The Kelsey Take: Newspapers by the Numbers
Summary
Earlier this week, the NAA released its Q1 figures for the financial performance of the newspaper industry. The numbers tell the same old story: Print ad revenues are down, while online revenues saw double-digit percentage growth (although still a drop in the bucket of overall revenues). The numbers are no surprise and also jibe well with TKG data from the most recent User View survey (Wave IV) that show online newspapers rising in use as a source of content (editorial and advertising), while print has declined in this measure. The question isn’t what the numbers show but how (and when) newspapers will react.
Analysis
According to the NAA Q1 figures, online revenues increased 22.3 percent to $750 million when compared with the year-ago period. This marks the 12th consecutive quarter of double-digit growth for online newspaper revenues. The percentage of overall revenues attributed to online is likewise climbing (albeit slowly given the scale of offline revenues). Online now accounts for 7.1 percent of total newspaper ad spending, compared with the 5.5 percent the NAA reported for Q1 2006.
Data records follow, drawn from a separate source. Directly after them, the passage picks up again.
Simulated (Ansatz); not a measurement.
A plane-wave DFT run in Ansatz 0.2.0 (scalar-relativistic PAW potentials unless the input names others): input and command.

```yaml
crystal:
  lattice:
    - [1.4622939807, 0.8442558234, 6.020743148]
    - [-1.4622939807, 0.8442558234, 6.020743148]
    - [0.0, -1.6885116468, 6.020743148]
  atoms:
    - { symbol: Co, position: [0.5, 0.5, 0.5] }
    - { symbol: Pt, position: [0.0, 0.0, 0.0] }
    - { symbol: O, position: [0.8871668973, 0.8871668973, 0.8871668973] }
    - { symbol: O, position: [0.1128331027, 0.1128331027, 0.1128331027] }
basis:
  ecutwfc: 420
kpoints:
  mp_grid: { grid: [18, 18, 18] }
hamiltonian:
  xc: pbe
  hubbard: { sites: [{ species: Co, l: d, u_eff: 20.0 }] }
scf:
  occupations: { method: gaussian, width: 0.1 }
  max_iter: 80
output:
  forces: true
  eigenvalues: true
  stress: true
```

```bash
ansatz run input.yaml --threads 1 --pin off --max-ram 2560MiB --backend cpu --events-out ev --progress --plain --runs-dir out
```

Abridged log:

Now the bad news: Overall newspaper ad revenues totaled $10.6 billion in Q1, a 4.8 percent decrease from the year-ago period. The total was of course dragged down by falling print revenues. Ad revenues here were $9.8 billion, down 6.4 percent from a year earlier. As the chart above shows, double-digit classified declines (13.2 percent) were the biggest culprit here.
Breaking this down, automotive fell 20.1 percent to $751.3 million, while recruitment dropped 14.3 percent to $975.3 million; real estate advertising fell 14.2 percent to $953 million; and “other” classifieds were down 0.5 percent to $699.3 million.
If you believe user trends are leading indicators of advertising and revenue performance (as advertisers invariably follow eyeballs), TKG data indicate print revs will continue to fall while online rises. The most recent wave of User View (Wave IV) shows print newspapers declining and newspaper Web sites rising as sources of local shopping information. The same trend can be seen among overall Internet users, although the margin is greater, not surprisingly, among broadband users.
(click charts to expand to more readable format)
The real question comes down to projecting how far this trend will continue and, likewise, how newspapers can embrace and develop online models, where the growth is, without cannibalizing or accelerating the declines in the much larger print category. This has been an issue the industry has grappled with for a few years, and it’s clear that it isn’t going away.
A Call to Action?
At the NAA conference in January, a palpable theme was a call for change, and what seemed like a genuine interest in developing online models for better news and ad distribution, better online classifieds destinations, and other Web 2.0 aspirations such as mobile distribution and online video.
The feeling was also palpable that many newspaper execs are grabbing at straws and don’t fully comprehend these technologies or the true challenges and opportunities they hold. Many publishers have come around to the strategy to buy or partner to bring in not only the capability, but also comprehension of quickly developing online technologies. There are meanwhile a handful of companies that have risen to help newspapers better position their assets online in various ways, including Planet Discover (owned by Gannett), Adicio and HarvestInfo, to name a few.
There are also exceptions that have had relatively solid execution of new online models, such as The New York Times (Times Select). Also note Times publisher Arthur Sulzberger’s progressive attitude toward online, and the comments of digital chief Martin Nisenholtz at the YPA conference (related to directory opportunities) which my colleague Peter Krasilovsky chronicled.
One place to start is building better universal search that ties together the many assets newspapers have, including trusted local news, classified content and aggregated directory data. This is a challenge, however, in that these forms of content have traditionally been siloed in different buckets and search algorithms are inherently different in each type of search (a classified search is “messier” than a directory search when you look at the search terms that are used).
Google and Yahoo! are beating newspapers at online news aggregation, so newspapers have to play this game in order to win (“The era of the walled garden is over,” says Nisenholtz). Combine the comprehensive experience of news aggregation with the local flavors that Google can’t replicate, by creating destinations that allow for personalization (including RSS), news aggregation and local content (past commentary here).
This is easier said than done given organizational inertia and other realities that I’m likely forgetting, and this is just one area of development. But the numbers will eventually compel publishers to develop online models more aggressively. The questions are mostly how and when, and it won’t be an easy transition.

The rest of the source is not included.